The nation has turned its eyes to the Brelo case to see how Cuyahoga County Prosecutor Timothy McGinty will handle the prosecution of a police officer.
The Brelo case is getting off to a strange start after it was revealed that Brelo told investigators he couldn’t remember standing on the hood and firing the final 15 rounds of a 137-shot barrage down into the windshield – even though a rookie cop told those same investigators that Brelo talked about it days afterward.
“It’s possible,” Brelo said when questioned by investigators two weeks after the November 2012 shooting, “because I was so terrified that I was going to get run over. But I don’t recall that, sir.”
In pushing for the indictment, McGinty’s office presented dozens of witnesses, including many police officers, to the grand jury.
McGinty said that after officers fired more than 100 shots at the car, Brelo started shooting again and fired at least 15 shots, including fatal ones, downward through the windshield into the victims at close range—all while standing on the hood of Russell’s car.
“This was now a stop-and-shoot, no longer a chase-and-shoot,” McGinty said. “The law does not allow for a stop-and-shoot…Let’s be clear what happened here. (Russell) was fully stopped. Escape was no longer even a remote possibility. The flight was over. The public was no longer in danger because the car was surrounded by police cars and 23 police officers in a schoolyard safely removed from pedestrians and traffic.
“The primary danger facing the police at this time was from themselves, if they continued to shoot at each other in the circular firing squad they had inadvertently formed. After the ceasefire, Officer Brelo unleashed an unlawful, second barrage of shots.”

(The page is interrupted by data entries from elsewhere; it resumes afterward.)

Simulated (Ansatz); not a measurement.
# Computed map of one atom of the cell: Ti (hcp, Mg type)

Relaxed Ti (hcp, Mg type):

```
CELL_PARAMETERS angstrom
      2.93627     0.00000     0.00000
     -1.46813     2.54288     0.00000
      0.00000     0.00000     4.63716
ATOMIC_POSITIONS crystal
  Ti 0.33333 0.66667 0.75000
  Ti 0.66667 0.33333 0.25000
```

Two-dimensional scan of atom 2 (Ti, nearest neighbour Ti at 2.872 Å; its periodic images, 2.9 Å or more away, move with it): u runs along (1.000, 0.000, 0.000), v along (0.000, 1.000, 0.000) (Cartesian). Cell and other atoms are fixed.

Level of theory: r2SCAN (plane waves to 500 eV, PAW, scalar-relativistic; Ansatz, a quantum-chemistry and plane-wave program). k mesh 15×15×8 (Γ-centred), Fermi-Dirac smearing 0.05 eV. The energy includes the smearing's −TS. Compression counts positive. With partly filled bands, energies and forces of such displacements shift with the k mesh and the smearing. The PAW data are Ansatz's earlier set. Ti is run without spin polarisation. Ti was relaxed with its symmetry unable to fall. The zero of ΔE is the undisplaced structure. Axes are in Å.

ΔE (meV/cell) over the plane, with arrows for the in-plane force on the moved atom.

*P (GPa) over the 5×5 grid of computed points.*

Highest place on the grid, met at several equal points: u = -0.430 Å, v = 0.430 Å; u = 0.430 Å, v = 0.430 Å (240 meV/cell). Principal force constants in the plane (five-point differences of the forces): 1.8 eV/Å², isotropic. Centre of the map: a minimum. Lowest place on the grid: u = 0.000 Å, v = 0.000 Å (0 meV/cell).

Brelo’s defense team decided to put his fate in the hands of a judge, not a jury. The judge will have to decide whether the final 15 shots he fired during a 137-shot barrage by officers was justified. His defense team has argued that all 49 shots Brelo fired that night were justified and that the threat was not over until Brelo reached the car and removed the keys.
Russell and Williams each were struck by more than 20 rounds, with nearly 100 rounds striking the Malibu.
Brelo could receive a maximum sentence of 25 years if convicted.